68 - European policy on the World Trade Organization

Grade: B
Unity 5/5
Resources 4/5
Outcome 4/10
Total 13/20
Scorecard 2010/11: A- (17/20)

Russia joined the WTO but EU officials believed Moscow was not following all of its rules. International trade negotiations remained deadlocked.

After negotiations concluding in 2011, 2012 saw Russia enter the WTO in August, a long-term goal for Europeans. But, by the end of the year, EU officials were accusing Russia of taking a series of protectionist measures that conflicted with its WTO commitments and raised the possibility of a formal European complaint. The issue was one of a number that overshadowed the EU–Russia summit in December.

If Russia’s behaviour surprised the EU, the fact that no progress was made towards the conclusion of the Doha Development Round was less unexpected. The Mexican presidency of the G20 raised the issue, but it had no impact, not least because of the US elections, which made an agreement unlikely. This failure is a disappointment for WTO head Pascal Lamy, who is stepping down in 2013. None of the nine candidates bidding to replace him are from EU member states, so Europe will soon hold one fewer top multilateral position.

In the absence of progress on Doha, EU member states focused on the potential for an Atlantic free-trade area, which will be a priority for the British G8 presidency in 2013. In the meantime, the EU concluded negotiations for a free-trade area with Singapore and also concluded negotiations with Ukraine, but the deal is on hold due to wider tensions over the rule of law (see component 47).
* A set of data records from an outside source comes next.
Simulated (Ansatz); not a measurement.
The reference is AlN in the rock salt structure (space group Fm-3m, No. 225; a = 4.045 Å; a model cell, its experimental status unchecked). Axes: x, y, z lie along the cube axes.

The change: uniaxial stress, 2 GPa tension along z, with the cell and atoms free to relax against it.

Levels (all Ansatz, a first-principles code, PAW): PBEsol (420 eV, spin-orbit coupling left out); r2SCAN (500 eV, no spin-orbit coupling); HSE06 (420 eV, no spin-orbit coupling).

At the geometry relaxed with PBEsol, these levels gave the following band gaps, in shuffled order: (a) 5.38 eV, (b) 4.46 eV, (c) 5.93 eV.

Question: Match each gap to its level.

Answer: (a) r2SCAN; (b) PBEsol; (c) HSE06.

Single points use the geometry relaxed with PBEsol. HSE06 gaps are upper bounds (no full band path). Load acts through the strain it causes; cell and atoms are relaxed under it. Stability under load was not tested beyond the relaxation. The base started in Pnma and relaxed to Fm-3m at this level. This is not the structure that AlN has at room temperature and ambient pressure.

The WTO passed a long-awaited ruling on US subsidies to Boeing in March, following a similar ruling on European subsidies to Airbus. While the WTO concluded that both the EU and the US had unfairly subsidised the aircraft makers, the two sides continued to argue over the matter through the year. Conversely, the US and the EU cooperated with Japan to raise Chinese restrictions on the export of rare earth minerals, and China clashed with Western powers over solar-industry subsidies. More positively, the EU persuaded the WTO to allow it to offer Pakistan “trade aid” (preferential treatment for some exports) to help alleviate the country’s economic distress.